ADQM Control monitoring metrics
The Monitoring service installed in an ADQM Control cluster collects two groups of metrics: system metrics from hosts and ADQM Control service metrics.
You can view metrics in your browser in the Prometheus format (ports and endpoints for access to metrics are described below), as well as use the Prometheus and Grafana web interfaces.
System metrics
System metrics indicate general characteristics of cluster hosts, usually related to resource consumption: for example, CPU utilization, disk capacity, memory usage, I/O performance, and other parameters.
To view system metrics of ADQM Control hosts in the Prometheus format, enter in the address bar of your browser: http://<adqmc_host_ip>:11203/metrics, where 11203 and /metrics are a port number and endpoint to listen for system metrics, which are set up in the Node Exporter settings section of the Monitoring service configuration.
In the Grafana interface, system metrics for ADQM Control hosts are displayed in the System dashboard and in the System row of the General dashboard.
The General dashboard also contains the Database section with the Postgres requests duration and Postgres requests duration per service graphs based on the postgres_client_duration_seconds_bucket metric — duration of queries to the PostgreSQL database.

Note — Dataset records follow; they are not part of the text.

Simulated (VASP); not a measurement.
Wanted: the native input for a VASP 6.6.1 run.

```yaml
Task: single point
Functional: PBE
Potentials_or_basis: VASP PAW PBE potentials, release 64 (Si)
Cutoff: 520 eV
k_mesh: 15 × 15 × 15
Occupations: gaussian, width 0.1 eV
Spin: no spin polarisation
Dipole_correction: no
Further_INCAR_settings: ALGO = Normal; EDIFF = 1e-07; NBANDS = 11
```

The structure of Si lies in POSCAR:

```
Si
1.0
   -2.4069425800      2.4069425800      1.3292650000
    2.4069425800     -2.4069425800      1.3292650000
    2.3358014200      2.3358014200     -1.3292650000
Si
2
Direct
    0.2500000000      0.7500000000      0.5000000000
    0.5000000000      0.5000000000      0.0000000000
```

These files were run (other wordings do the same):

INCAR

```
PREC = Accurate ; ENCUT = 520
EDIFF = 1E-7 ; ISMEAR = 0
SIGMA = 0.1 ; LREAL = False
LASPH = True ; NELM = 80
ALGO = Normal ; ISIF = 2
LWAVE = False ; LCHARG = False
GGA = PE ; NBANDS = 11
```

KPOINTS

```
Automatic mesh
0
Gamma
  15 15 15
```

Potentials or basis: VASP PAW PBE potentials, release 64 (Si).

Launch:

ADQM Control service metrics
ADQM Control service metrics allow you to monitor and analyze various parameters of ADQM Control operation and performance: for example, availability of service components, types and frequency of errors, response time for user requests, frequency of alert generation and alert types, and other metrics.
Use the addresses listed in the table below to explore monitoring metrics of the ADQM Control service components in the Prometheus format. Provided addresses contain default ports for accessing metrics of service components. You can change these ports in the Network configuration section of the ADQM Control service configuration.
| ADQM Control service component | Address to access component metrics |
|---|---|
Agents |
http://<host_ip>:5002/api/v1/metrics |
Alert Generator |
http://<host_ip>:5001/api/v1/metrics |
Alert Receiver |
http://<host_ip>:12322/api/v1/metrics |
Alertmanager |
http://<host_ip>:9093/metrics |
Backend |
http://<host_ip>:5555/api/v1/metrics |
The tables below describe the ADQM Control service metrics, grouped as they are presented on dashboards in the Grafana interface.
Metrics of the Agents component show which information about ADQM clusters is collected and stored by ADQM Control.
| Metric name | Description |
|---|---|
adqm_agent_hosts |
Number of ADQM cluster hosts |
adqm_agent_databases |
Number of ADQM databases |
adqm_agent_tables |
Number of ADQM tables |
adqm_agent_columns |
Number of columns in ADQM tables |
adqm_agent_queries |
Number of queries run in ADQM |
adqm_agent_queries_normalized |
Number of normalized (linked to tables) queries |
jobs_total |
Number of jobs performed by a service. Job statuses: Job types: |
adqm_agent_queries_unnormalizable |
Number of queries that cannot be normalized |
adqm_agent_queries_unnormalized |
Number of unnormalized queries |
adqm_agent_queries_queue_size |
Size of the current queue of queries for normalization |
adqm_agent_normalization_cache_hit_ratio |
Coefficient of hitting normalization tables in the cache |
adqmc_database_corruption |
Indicates issues with the consistency of the ADQM Control database (the Missing* panels at the bottom of the Adqm_agent dashboard) |
| Metric name | Description |
|---|---|
alertgenerator_alerts_lifetime_bucket |
Alert lifetime (the period between the time an alert is sent and the time the alert is no longer considered valid) |
alertgenerator_alerts_total |
Number of generated alerts |
alertgenerator_fired_alerts_total |
Number of alerts sent to Alert Manager |
alertreceiver_alerts_received_total |
Number of alerts received by Alert Receiver |
alertgenerator_alerts_resend_total |
Number of alerts resent to Alert Manager |
The Rest dashboard contains the Backend, Alert receiver, and Alert generator rows, where panels display the following metrics for the corresponding service components.
| Metric name | Description |
|---|---|
http_request_count_total |
Number of requests |
http_request_duration_seconds_bucket |
Duration of requests in seconds |
http_request_size_bytes_bucket |
Size of requests in bytes |
http_response_size_bytes_bucket |
Size of responses in bytes |
REST API metrics, grouped differently, are also visualized in the API section of the General dashboard.